This validates baseline results exist, profiles match (except ``kernel_git_sha``), and
SUT is single-node. Then creates a temporary result store with baseline copies and
generates ``bisection_context.yaml``.

.. note::

   **Result Store Isolation:** Original result store remains read-only. A temporary store
   holds baseline copies plus new bisection results.

**Generated Context File:**

The ``bisection_context.yaml`` contains:

* Test plan (SUT connection, benchmark config, shared profile fields)
* Baseline profile names and kernel git SHAs
* Resultclass for performance evaluation
* Result store paths (original and temporary)

.. code-block:: yaml

   plan:
     sut:
       name: "Ampere Altra Max"
       connection:
         method: SSH
         params: {...}
     swprofiles:
       - cmdline: [...]
         sysctl: []
         bootscript: []
     benchmarks:
       - suite: sysbench
         name: thread
         ...
     defaults:
       benchmark:
         warmups: 1
         repeats: 3
         sessions: 2
   good-swprofile: "6.8.0-baseline"
   good_sha: "a1b2c3d4e5f6"
   bad-swprofile: "6.9.0-regression"
   bad_sha: "f6e5d4c3b2a1"
   resultclass: "sysbenchthread-110"
   resultstore: "mysql://..."
   output-resultstore: "/tmp/bisect-resultstore-abc123/"

***************
Run Bisection
***************

Run automated bisection in your kernel source repository:

.. code-block:: shell

  cd /path/to/kernel/source
  
  # Extract SHAs and start git bisect
  export GOOD_SHA=$(python3 -c "import yaml; print(yaml.safe_load(open('bisection_context.yaml'))['good_sha'])")
  export BAD_SHA=$(python3 -c "import yaml; print(yaml.safe_load(open('bisection_context.yaml'))['bad_sha'])")
  
  git bisect start
  git bisect good $GOOD_SHA
  git bisect bad $BAD_SHA
  
  # Run automated bisection
  git bisect run /path/to/fastpath/scripts/execute_bisection.sh \
    /path/to/bisection_context.yaml

The bisection script will:

1. Build the kernel for each commit tested
2. Create a unique swprofile named ``bisect-<sha>`` (first 12 chars of SHA)
3. Execute the benchmark on the SUT
4. Compare results against good/bad baselines using confidence intervals
5. Report to git bisect: GOOD (0), BAD (1), SKIP (125), or ERROR (128)

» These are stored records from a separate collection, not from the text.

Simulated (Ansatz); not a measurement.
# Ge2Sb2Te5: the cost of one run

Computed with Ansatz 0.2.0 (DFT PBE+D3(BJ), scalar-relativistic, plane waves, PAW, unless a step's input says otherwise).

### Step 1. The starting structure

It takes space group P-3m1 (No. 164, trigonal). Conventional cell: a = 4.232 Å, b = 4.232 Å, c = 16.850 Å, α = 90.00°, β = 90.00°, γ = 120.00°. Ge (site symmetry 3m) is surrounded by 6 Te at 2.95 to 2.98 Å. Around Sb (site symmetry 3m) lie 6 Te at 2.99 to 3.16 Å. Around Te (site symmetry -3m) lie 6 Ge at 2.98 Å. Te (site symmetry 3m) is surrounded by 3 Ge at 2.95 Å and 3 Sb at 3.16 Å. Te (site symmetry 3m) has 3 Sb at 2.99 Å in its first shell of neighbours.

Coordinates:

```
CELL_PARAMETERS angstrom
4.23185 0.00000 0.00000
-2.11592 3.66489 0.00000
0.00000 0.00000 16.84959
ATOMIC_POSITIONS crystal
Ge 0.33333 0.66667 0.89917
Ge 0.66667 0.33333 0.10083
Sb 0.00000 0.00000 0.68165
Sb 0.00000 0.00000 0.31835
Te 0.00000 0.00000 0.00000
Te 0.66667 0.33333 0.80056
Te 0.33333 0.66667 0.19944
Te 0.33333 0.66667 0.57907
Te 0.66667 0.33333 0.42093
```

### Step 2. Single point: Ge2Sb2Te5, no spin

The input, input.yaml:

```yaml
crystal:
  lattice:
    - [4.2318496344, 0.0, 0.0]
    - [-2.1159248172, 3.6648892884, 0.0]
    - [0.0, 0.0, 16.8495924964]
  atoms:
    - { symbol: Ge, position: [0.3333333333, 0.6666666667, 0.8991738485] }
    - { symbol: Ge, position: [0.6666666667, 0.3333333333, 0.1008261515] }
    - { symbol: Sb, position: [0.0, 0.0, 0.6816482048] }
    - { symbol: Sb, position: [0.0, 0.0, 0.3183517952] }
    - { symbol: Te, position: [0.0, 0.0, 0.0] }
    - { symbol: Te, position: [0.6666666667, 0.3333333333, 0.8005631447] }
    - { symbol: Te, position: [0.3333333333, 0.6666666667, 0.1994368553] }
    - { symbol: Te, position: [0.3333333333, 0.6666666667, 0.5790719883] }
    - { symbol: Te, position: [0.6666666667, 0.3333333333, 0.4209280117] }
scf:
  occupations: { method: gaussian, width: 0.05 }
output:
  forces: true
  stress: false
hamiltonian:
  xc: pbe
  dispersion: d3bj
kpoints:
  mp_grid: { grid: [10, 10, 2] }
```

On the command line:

Git will automatically test commits until it identifies the first bad commit.

For more control over each bisection step:

.. code-block:: shell

  # Manual bisection loop
  cd /path/to/kernel/source
  
  # Extract SHAs and start git bisect
  export GOOD_SHA=$(python3 -c "import yaml; print(yaml.safe_load(open('bisection_context.yaml'))['good_sha'])")
  export BAD_SHA=$(python3 -c "import yaml; print(yaml.safe_load(open('bisection_context.yaml'))['bad_sha'])")
  
  git bisect start
  git bisect good $GOOD_SHA
  git bisect bad $BAD_SHA
  
  # For each commit picked by git bisect, repeat until done:
  
  # 1. Build the kernel
  ./scripts/build_local_kernel.sh
  source ./scripts/.env
  
  # 2. Test and evaluate
  fastpath bisect run \
    --context bisection_context.yaml \
    --kernel $KERNEL_PATH \
    --modules $MODULES_PATH \
    --gitsha $GITSHA
  
  # 3. Mark commit based on exit code (0=good, 1=bad, 125=skip)
  git bisect good   # if exit code is 0
  git bisect bad    # if exit code is 1
  git bisect skip   # if exit code is 125
  
  # Git bisect picks next commit and repeats until first bad commit found

*******************
Bisection Output
*******************

**During each bisection step:**

.. code-block:: text

  Building kernel for current commit...
  Executing plan.yaml...
  Result: REGRESSION detected for resultclass 'sysbenchthread-110' 
          comparing 'bisect-a1b2c3d4e5f6' vs '6.8.0-baseline'.
  fastpath bisect run exited with status 1

**Final bisection result:**

.. code-block:: text

  a1b2c3d4e5f6 is the first bad commit
  commit a1b2c3d4e5f6
  Author: Developer Name <dev@example.com>
  Date:   Mon Nov 1 10:00:00 2025 +0000
  
      Subject line of the problematic commit

**************************
Understanding Results
**************************

Each commit is tested and classified by comparing results against good baseline:

* **GOOD (0)**: Performance matches or exceeds good baseline
* **BAD (1)**: Performance regression detected
* **SKIP (125)**: Overlapping confidence intervals
* **ERROR (128)**: Fatal error, abort bisection (environment/infrastructure failure)

**Adaptive Testing:** Tests with 1 sample initially. If inconclusive (gap <1.5× confidence
interval), collects 4 more samples (5 total) for robust classification.

**Limitations:** Single-node SUTs only.